If $f(x)$ is integrable can we say that $f(x)^n$ is integrable?

Question

Suppose $f(x)$ is a positive and continuously differentiable functions. In addition, it is well-known that $\int_{0}^{\infty} f(x)dx$ is bounded. My point of view is that $\int_{0}^{\infty} f(x)^mdx$ (where $m \in \mathbb N$) is bounded. I will be gratefull if you would propose me a conterexample. If this claim is true, how can I prove it?

Answer 1

Define the following function: $$f(x)=\begin{cases} 2/\sqrt{x}-1,&0<x\leq1 \\ e^{1-x},&x>1. \end{cases}$$ Then $f$ is continuously differentiable, and we have: $$\int_0^\infty f(x)\,dx=\int_0^1\frac{2}{\sqrt{x}}-1\,dx+\int_1^\infty e^{1-x}\,dx=4,$$ but: $$\int_0^\infty f^2(x)\,dx=\int_0^1 1-\frac{4}{\sqrt x}+\frac{4}{x}\,dx+\int_1^\infty e^{2-2x}\,dx,$$ and $\displaystyle\int_0^11-\frac{4}{\sqrt x}+\frac{4}{x}\,dx$ diverges.

Answer 2

Even if $f(x)$ is continuous at $x=0$, it is not necessarily true that the convergence of $\int_0^\infty f(x)\,dx$ implies the convergence of $\int_0^\infty f(x)^m\,dx$. The following is a counterexample for every $m\ge2$:

Let $I_1,I_2,I_3,\dots$ be a sequence of disjoint intervals of lengths $\frac1{1^4},\frac1{2^4},\frac1{3^4},\dots$. Define $$ f(x) = \begin{cases} j^2, &\text{if $x\in I_j$ for some $j\ge1$}, \\ 0, &\text{otherwise}. \end{cases} $$ Then $\int_0^\infty f(x)\,dx = \sum_{j=1}^\infty j^2 \frac1{j^4} = \frac{\pi^2}6 < \infty$, but $\int_0^\infty f(x)^2\,dx = \sum_{j=1}^\infty j^4 \frac1{j^4} = \infty$.

Admittedly this $f(x)$ is not continuous, but it is easy to approximate it arbitrarily closely (in the $L^1$ and $L^2$ means) by arbitrarily smooth functions, which will still serve as counterexamples.

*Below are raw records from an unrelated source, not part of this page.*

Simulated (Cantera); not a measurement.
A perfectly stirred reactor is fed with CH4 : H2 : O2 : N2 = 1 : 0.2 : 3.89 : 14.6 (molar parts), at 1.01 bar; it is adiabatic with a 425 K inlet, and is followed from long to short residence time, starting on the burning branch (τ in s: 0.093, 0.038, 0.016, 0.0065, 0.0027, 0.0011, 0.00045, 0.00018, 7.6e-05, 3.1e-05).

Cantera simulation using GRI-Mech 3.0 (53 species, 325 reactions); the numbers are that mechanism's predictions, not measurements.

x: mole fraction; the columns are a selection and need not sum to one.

If one adds the additional assumption that the positive function $f(x)$ tends to $0$ as $x\to\infty$, then the convergence of $\int_0^\infty f(x)\,dx$ does imply the convergence of $\int_0^\infty f(x)^m\,dx$ (even without an assumption of continuity or differentiability).